Friday, December 07, 2007

asking the wrong question

You know, that speech of Claire Fauset's from the Global Energy Summit that I quoted in the last post is brilliant and seems like it won't be appearing online anywhere. So it wants reproducing in full somewhere, and that place is here.

There's been a lot of interesting discussion today but a lot of the time we are asking the wrong questions.

We are at a time of great change. How we act now is crucial to our future. Generations before us did not know enough about climate change. Those coming after us won't be able to prevent it. So the decisions we make now as a society are critical.

Unfortunately the dominant institution of our time, the corporation, puts profits above all other concerns. If we are going to avoid dangerous climate change, we need to make decisions that aren't only in the interest of shareholders who are a tiny minority of the world's population.
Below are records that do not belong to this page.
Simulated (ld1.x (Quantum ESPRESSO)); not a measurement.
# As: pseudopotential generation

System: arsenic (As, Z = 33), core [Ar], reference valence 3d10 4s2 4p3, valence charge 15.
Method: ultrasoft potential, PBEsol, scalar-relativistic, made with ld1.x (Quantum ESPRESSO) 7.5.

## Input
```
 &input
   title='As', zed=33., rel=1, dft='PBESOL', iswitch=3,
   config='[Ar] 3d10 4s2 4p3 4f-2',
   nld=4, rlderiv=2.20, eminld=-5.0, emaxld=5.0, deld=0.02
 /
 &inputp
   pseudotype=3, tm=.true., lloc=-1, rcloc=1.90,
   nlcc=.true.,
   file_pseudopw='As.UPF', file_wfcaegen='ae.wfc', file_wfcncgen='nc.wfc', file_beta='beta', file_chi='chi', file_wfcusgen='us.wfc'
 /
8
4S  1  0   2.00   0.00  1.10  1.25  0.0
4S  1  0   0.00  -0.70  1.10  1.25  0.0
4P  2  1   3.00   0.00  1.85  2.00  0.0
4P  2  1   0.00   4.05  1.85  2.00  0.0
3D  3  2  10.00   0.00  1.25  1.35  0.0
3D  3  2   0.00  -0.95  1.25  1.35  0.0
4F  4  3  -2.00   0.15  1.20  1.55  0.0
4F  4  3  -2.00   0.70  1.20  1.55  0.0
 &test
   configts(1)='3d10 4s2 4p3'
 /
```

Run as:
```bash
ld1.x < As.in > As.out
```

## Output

As we heard from Professor Ralph Sims this morning, almost everyone is saying 2 degrees above pre industrial temperatures as the safe upper limit for increase of global average temperatures. Beyond that the biosphere becomes the largest emitter, with carbon released from decaying peat bogs and forests, ice cap melting reflecting back fewer of the suns rays and so on. Beyond two degrees we no longer have any control and become merely spectators and victims.

Given this surprising degree of unanimity, the question is surely how do we stay below a 2 degree increase? We are looking at at least a 60% cut globally in the next 20-30 years to give us a good chance. If this is going to be equitable and everyone on earth has an equal right to emit, then that means a cut in the UK of around 90%. If we aim for any less than this then all our efforts will be in vain, then we are already over the cliff. There is no point hitting emission reductions that don't meet this target.

We aren't going to achieve this simply by replacing one source of energy with another. Anyone who thinks biofuels or biomass can replace fossil fuels is seriously misunderstanding what fossil fuels are. They are millions of years of solar energy in concentrated form. The biosphere cannot possibly produce enough energy to replace fossil fuels.

Any technology that can't be developed, deployed and on stream in the 20-30 year time frame is of no use to us. The companies discussing and developing them know this and many of the proposed technologies are being used as decoys to avoid more drastic action on climate change that tackles the real issue, which is levels of consumption, and to protect the corporate licence to operate. Of course oil companies invest in biofuels. It gives them the legitimacy to keep drilling oil which we critically need to keep in the ground.

Billions of dollars and huge amounts of human time and energy are going into researching technologies that are not going to help us. We have ways of living a comfortable low carbon lifestyle with the technologies we have right now. We could use this money and energy to start that transition off today.

For Green Business, sustainability doesn't mean what the majority of people would take it to mean. Rather than meaning that we use resources in a way that doesn't impact on the ability of others to use them in the future, it means to ability to maintain profitability in a changing society.

The legal structure of corporations means that they must be committed to profit above all other concerns, even if those concerns are our survival. Given two ways to make the same money they will choose the one that means the least murder, blatant theft and environmental devastation. And then pat themselves on the back for being so responsible. But if there is any conflict between responsibility and profit, profit will win every time.

Economic growth requires the increased consumption of mostly finite resources. It is by definition unsustainable. Everything we consume takes energy to produce. It is hypocritical to talk of increasing emissions in China when a great deal of this consumption is to produce products for export to the rich West. We are essentially outsourcing our carbon emissions.

Our levels of consumption will inevitably hit crisis point, and are already doing so in many ways.

You can see this in the way that even renewable resources are running out fisheries, forests, food, fresh water. We are facing peak supply of oil and gas, and we have an enormous problem with waste, the earth can't cope with the amount of carbon dioxide we are dumping into our atmosphere not to mention landfill, nuclear waste and all the rest.

The root cause of this is excessive consumption that is necessary only to feed economic growth.

We have to talk about more than replacing energy sources and energy efficiency and talk about energy descent. We need to talk about using minimal amounts of energy. Of reducing consumption.

A green capitalist approach is asking the wrong question. Instead of saying how do we continue to grow the economy while living on the limited resources left on this planet, it should be asking – why are we putting economic growth above survival in the first place?